# Data Characteristics

A sample survey is conducted to obtain information about the characteristics of a population. To reduce the cost and time necessary to collect the data, this task is often handled by selecting a subset (a sample) from the set of all measurements (the target population) of interest to the researchers. The methods that are used to select the sample add certain characteristics to the data. These characteristics must be incorporated into your analysis to get estimates concerning the entire population. There should be variables for each observation in your data set to identify each of the characteristics that are described next.

### Clustering

A truly random selection of households would involve listing all the households in the country and randomly selecting the desired number of households from that list. Using this approach, each household would have an independent and equal chance of being included in the survey. While this approach is statistically ideal, the cost of first enumerating all households and then visiting the selected households that would be scattered all over the country make this approach impractical.

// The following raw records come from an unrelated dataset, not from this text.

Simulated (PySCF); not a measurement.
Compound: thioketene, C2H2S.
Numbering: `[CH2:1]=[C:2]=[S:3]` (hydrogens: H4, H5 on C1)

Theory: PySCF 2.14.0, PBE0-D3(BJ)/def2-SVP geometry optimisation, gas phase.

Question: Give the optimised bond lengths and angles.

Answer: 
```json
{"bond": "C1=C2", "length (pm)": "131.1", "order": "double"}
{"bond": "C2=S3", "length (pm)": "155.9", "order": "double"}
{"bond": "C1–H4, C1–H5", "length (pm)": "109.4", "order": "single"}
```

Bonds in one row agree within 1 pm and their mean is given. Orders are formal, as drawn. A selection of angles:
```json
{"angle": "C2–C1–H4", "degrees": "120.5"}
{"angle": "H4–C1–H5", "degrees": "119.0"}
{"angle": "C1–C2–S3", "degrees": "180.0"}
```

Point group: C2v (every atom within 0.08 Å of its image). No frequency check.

A more practical approach is cluster sampling. For example, in the Demographic and Health Surveys, "enumeration areas" from the Census or similar national surveys are first selected randomly from a list of all such areas in the country (or within strata if stratification is being used). These areas are often referred to as "clusters" or as "primary sampling units" (PSU's). They may be towns or villages, or they may be census tracts in cities. Generally each cluster contains roughly the same number of households.

The next step is to enumerate (count and label) all the households in the cluster. Then a random-selection process is used to select households within each cluster. This is the sample of households that will be visited for the survey.

While cluster sampling is much more practical, it also means that the households are not statistically independent. Instead, the characteristics of a given household (and its household members) are more like those of other households in the same cluster, and are less like households in other clusters. This effect of a non-independent sampling process, called the "sample survey design effect", shows up in the standard error of estimation statistics (means, regression coefficients). Clustering tends to decrease the size of standard errors, leading to a greater likelihood of rejecting the null hypothesis. In other words, it's more conservative to correct statistically for the design effect.

### Stratification

The population can be divided into sections (the strata) that are internally more homogeneous. This may be done in order to over-sample smaller groups in a target population. Examples of strata are region of country, urban/rural residence, or education level. A separate sample is selected from each stratum. Like clustering, the observations within strata are not statistically independent, and adjusting for stratification leads to more conservative inferences about statistical significance.

### Sampling Weights

Each observation in the sample is chosen using a method of random selection. An important property of this method is that the probability of selection may not be equal for all members of the population. The sampling weight for each observation is computed as the inverse of the selection probability. Additional adjustments (such as non-response) may be made to the sampling weights. An observation with a sampling weight of 1000 represents one thousand individuals from the target population while another observation with a sampling weight of 50 represents only fifty individuals. Your analysis technique will need to use the sampling weights to estimate the characteristics of the target population from the reports of the sample. Thus, the sampling weights are needed in computing both the population estimates (such as means and regression coefficients) and their standard errors.

### Population Number of PSUs in Each Stratum

Sampling with replacement means that once a PSU was chosen, it remains eligible to be selected again. Without replacement means that once the unit is selected, it is no longer eligible for selection and a finite population correction will need to be made in your analysis. Data sets for without replacement samples will need to have a variable that tells how many PSUs per stratum are in the population. Stata will use the data set to count how many PSUs were selected per stratum and compute a sampling fraction to use in analysis.

If the proportion of PSUs selected from each stratum (the sampling fraction) is small, then your sample can be analyzed as if it was selected with replacement and you do not need this variable. This simplifies your analysis since you can ignore the finite population correction. According to Cochran, "In practice the fpc can be ignored whenever the sampling fraction does not exceed 5% and for many purposes even if it is as high as 10%. The effect of ignoring the correction is to overestimate the standard error of the estimate." (William G. Cochran, Sampling Techniques, 3rd Edition, 1977, John Wiley & Sons)

### Questions

What characteristics of the sampling design affect estimates such as totals, means, proportions, and regression coefficients? **Answer:** Sampling weights.

What characteristics of the sampling design affect standard errors, p-values, and confidence intervals? **Answer:** Sampling weights, clustering, and stratification.